Well, yes: you can use data structures that perform like Lisp lists,
but not Python 'lists'. Lists in Python are really more like variable
sized arrays, than 'lists' in the Lisp/Prolog/etc. genre. They don't
do well for Lisp-like recursive processing.
But it's actually easy to represent Lisp-like 'lists' using Python's
native data structures: just use Python tuples, rather than lists.

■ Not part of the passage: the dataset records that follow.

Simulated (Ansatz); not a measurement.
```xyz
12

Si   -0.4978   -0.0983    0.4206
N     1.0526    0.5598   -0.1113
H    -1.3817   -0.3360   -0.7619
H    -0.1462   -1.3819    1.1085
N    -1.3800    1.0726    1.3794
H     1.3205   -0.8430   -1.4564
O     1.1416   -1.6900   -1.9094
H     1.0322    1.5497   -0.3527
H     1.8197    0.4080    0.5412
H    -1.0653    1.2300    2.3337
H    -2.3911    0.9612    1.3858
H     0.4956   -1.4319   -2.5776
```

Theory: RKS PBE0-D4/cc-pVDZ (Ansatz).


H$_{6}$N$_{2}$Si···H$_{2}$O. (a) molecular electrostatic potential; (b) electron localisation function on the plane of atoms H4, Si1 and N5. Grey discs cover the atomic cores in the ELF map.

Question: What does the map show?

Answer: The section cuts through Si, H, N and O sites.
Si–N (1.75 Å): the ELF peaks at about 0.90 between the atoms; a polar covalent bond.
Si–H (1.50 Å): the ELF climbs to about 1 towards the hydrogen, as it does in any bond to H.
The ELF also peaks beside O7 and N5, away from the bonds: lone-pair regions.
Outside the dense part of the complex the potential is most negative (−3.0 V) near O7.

A Python tuple of the form:
(car, cdr)
behaves exactly like a Lisp cons-cell (and Prolog '[Head|Tail]' list
constructers). This is just a binary-tree representation for linear
lists. To take the 'tail' of such a list, just use tuple assignment:
(head, tail) = List // fetch the car/cdr
or
(head, List) = List // pop and discard the car
If you build your list using these components, you can traverse them in
recursion without copying the list tail each time-- when you access the
tail/cdr, you just fetch the second item in the tuple, which is just
another tuple object (a 2-cell block), instead of copying the remainder
of the list.
In fact, tuples in Python are more convenient that 'cons' in Lisp--
they are created implicitly just by writing them (there's no explicit
'cons' call, much like [X|Y] list notation in Prolog).
For example:
L = None
for x in [1,2,3]: # a right-heavy tree
L = (x, L) # L = (cons x L)
while L: # L = (3, (2, (1,None) ))
(head, L) = L # head = (car L), L = (cdr L)
print head # 3 2 1
def travel(L): # recursive traversal
if L:
print L[0] # do something with head
travel(L[1]) # recurse on tail without copying the list
Or equivalently:
L = None
for x in [1, 2, 3]:
L = (L, x) # a left-heavy tuple tree
while L: # L = (( (None, 1), 2), 3)
(L, tail) = L
print tail
def travel(L): # recursive traversal
if L:
print L[1] # do something with head
travel(L[0]) # recurse on tail without copying while list
You could implement this all as a Python class, but it's alot faster
to just use tuples for lists in-line. BTW, I've used the tree-list
representation successfully in an expert-system shell; performance was
measurably better than native python lists, especially for large stacks
passed around recursively.
Mark Lutz
ps-- I've posted this idea before; sounds like a FAQ topic (?)